Hesba Brinsmead was a highly significant writer of fiction for children and young adults. Born at Berambing, an isolated settlement in the Blue Mountains, Brinsmead used her early experiences in her Longtime books (most particularly in Longtime Passing, Once There was a Swagman, Longtime Dreaming and Christmas at Longtime).
Brinsmead's primary schooling was conducted by correspondence and she later attended a small church high school at Wahroonga, Sydney. A lack of finance led to her abandoning a teacher training course, however she still found work as a governess and schoolteacher. After saving from these and other jobs, Brinsmead paid for a course in journalism and began publishing novels in the 1960s.
Brinsmead's first novel, Pastures of the Blue Crane, appeared in 1964 and won both the Children's Book Council Book of the Year Award and the Dame Mary Gilmore Award in 1965. This book set the tone for many of Brinsmead's future works with its strong message about the environment.
In 1972, Brinsmead published Echo in the Wilderness, a novel highlighting the threat to Lake Pedder, Tasmania. Over the next decade, Brinsmead was active in the movement to save the lake from flooding. Although unsuccessful, the campaign inspired Brinsmead's 1983 book, I Will Not Say the Day Is Done.
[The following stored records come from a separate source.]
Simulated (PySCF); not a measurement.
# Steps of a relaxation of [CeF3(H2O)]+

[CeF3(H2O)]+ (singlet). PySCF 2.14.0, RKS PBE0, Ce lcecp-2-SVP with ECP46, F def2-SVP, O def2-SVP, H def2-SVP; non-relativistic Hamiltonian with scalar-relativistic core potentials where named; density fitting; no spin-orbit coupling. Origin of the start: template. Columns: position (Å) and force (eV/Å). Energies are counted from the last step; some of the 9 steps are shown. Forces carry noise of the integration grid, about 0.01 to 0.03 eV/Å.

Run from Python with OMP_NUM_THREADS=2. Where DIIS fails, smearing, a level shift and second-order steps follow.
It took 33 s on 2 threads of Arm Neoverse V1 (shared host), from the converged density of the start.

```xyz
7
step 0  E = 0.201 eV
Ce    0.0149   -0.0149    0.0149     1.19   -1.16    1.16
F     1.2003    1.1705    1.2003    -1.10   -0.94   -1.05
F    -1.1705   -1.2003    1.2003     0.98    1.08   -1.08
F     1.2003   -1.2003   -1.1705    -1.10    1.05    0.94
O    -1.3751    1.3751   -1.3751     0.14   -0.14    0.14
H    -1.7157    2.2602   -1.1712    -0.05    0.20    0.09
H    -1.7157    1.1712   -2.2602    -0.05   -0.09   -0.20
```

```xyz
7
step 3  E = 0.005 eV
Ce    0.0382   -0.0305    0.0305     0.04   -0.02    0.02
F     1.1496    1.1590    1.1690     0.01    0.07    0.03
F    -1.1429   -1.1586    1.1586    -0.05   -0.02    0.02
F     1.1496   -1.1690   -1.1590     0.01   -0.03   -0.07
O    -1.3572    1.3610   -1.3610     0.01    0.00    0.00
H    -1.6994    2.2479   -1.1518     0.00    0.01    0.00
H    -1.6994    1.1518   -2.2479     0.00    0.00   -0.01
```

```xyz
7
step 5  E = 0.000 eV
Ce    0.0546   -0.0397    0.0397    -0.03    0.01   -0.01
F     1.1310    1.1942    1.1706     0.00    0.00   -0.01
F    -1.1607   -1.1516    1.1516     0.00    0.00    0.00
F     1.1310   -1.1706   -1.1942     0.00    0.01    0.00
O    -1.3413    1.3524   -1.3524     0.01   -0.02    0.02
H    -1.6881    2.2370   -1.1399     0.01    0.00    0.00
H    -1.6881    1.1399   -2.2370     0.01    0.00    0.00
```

Brinsmead married Reginald Brinsmead in 1943 and bore two sons, Bernard and Kenneth. The family lived in Victoria's Mallee district (prior to the birth of the boys) and in Melbourne, and eventually settled on the Tweed coast in northern New South Wales. Although divorced from her husband in the 1990s, Brinsmead remained close friends with him. She continued to live at Terranora until 2001 when debilitating osteoporosis (from which she had suffered for many years) forced a move to a retirement village in Murwillumbah.